Open letter to The New School administration

Dear Members of the Board of Trustees, President McBride, Provost Browner and Dean Milberg,

Reconvexo is a cross-divisional, student collective formed by Brazilian students that officially gained the status of a student organization in 2019. We aim at fostering academic and strategic exchange between The New School and key Brazilian leading public figures. In the past four years, our members have organized and hosted within this university a number of talks on topics such as US-Brazil relations, the Green New Deal and the Amazon, the rise of the alt-right and the dangers to democracy, freedom of speech and the press, housing, race, incarceration and the war on drugs, among others. We have co-sponsored events through our departments, in partnership with other universities, and have hosted strategic meetings between NSSR leadership and Brazilian authorities aiming at strengthening the ties of cooperation and research. Such talks and strategic meetings included:

    - Dilma Rouseff, former President of Brazil

    - Fernando Haddad, former mayor of Sao Paulo, presidential candidate and sociology professor

    - Glenn Greenwald, journalist and Pulitzer-Prize winner

    - Manuela D'Avila, congresswoman

    - Marcos Nobre, president of CEBRAP (Brazil's largest Think Tank) and philosophy professor

    - Marcelo Medeiros, professor at Princeton University

    - Guilherme Boulos, housing rights activist and currently a candidate for mayor of São Paulo

   - Raull Santiago, filmmaker and black rights activist

    - Douglas Belchior, black rights activist

    - Nelson Barbosa, former Minister of Finance

    - Esther Dweck, former secretary of Brazilian Federal Budget

    - Stephanie Kelton, senior economic advisor to the Bernie Sanders campaign (and now SCEPA fellow)

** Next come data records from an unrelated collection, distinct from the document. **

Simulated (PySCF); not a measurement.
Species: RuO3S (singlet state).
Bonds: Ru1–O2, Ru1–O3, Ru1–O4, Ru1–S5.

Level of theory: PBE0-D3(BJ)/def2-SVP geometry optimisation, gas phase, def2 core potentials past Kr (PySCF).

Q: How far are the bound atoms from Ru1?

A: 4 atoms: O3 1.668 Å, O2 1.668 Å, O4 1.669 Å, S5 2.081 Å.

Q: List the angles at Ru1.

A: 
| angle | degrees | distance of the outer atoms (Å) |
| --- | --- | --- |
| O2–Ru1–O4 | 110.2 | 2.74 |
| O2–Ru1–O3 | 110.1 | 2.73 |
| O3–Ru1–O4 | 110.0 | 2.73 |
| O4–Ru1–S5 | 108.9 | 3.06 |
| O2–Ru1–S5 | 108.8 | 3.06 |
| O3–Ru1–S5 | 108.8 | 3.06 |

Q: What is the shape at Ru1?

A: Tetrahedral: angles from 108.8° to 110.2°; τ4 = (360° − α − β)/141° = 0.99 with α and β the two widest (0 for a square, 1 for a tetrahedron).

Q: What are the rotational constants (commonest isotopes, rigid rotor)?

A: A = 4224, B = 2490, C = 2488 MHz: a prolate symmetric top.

    - Laura Carvalho, economics professor (and now SCEPA fellow)

     - Daniel Aldana-Cohen, professor at UPenn and Green New Deal strategist

     - Jacques Wagner, Brazilian senator

In addition to junior scholars.

Bringing such names to The New School can only be the outcome of an immense collective effort that could not have happened without the aid and support of NSSR faculty and staff. We were shocked to learn that three staff members who have been absolutely pivotal in making such events happening were laid-off: PJ Gorre, Dara Levendowsky and Silvina Palácio. Without their steadfast assistance, strategic thinking and deep institutional knowledge, absolutely none of the aforementioned events and strategic meetings would have taken place. If the administration does not reconsider their position, without the administrative expertise of PJ, Silvina and Dara, we will no longer be able to function as a group.

We have proudly served this university, a university we chose to attend, leaving our family and friends behind, due to its progressive commitment to social justice and democratic values.  It is outrageous to see how the administration has been, in the face of adversity, betraying such a tradition, by imposing a regime of austerity, refusing to sit down with representatives of the university community. Furthermore, it is appalling that the administration keeps evoking the well-being of students as their main rationale while explicitly refusing to meet with student representatives, excluding international students from enhanced financial aid, and stripping away our main sources of administrative support. As Brazilians, we are painfully aware of the kind of authoritarianism that lurks behind a leadership that shuts down communication and isolates itself while acting in the name of the whole community. We are utterly disappointed and heart-broken to see this unraveling at The New School.

We demand that the administration rescind the lay-offs and invite the New School Labor Coalition to the table, as a gesture of good faith, attempting to rebuild trust and democratic decision processes.


Sincerely,


Reconvexo Collective

“Leaders who do not act dialogically, but insist on imposing their decisions, do not organize the people--they manipulate them. They do not liberate, nor are they liberated: they oppress.”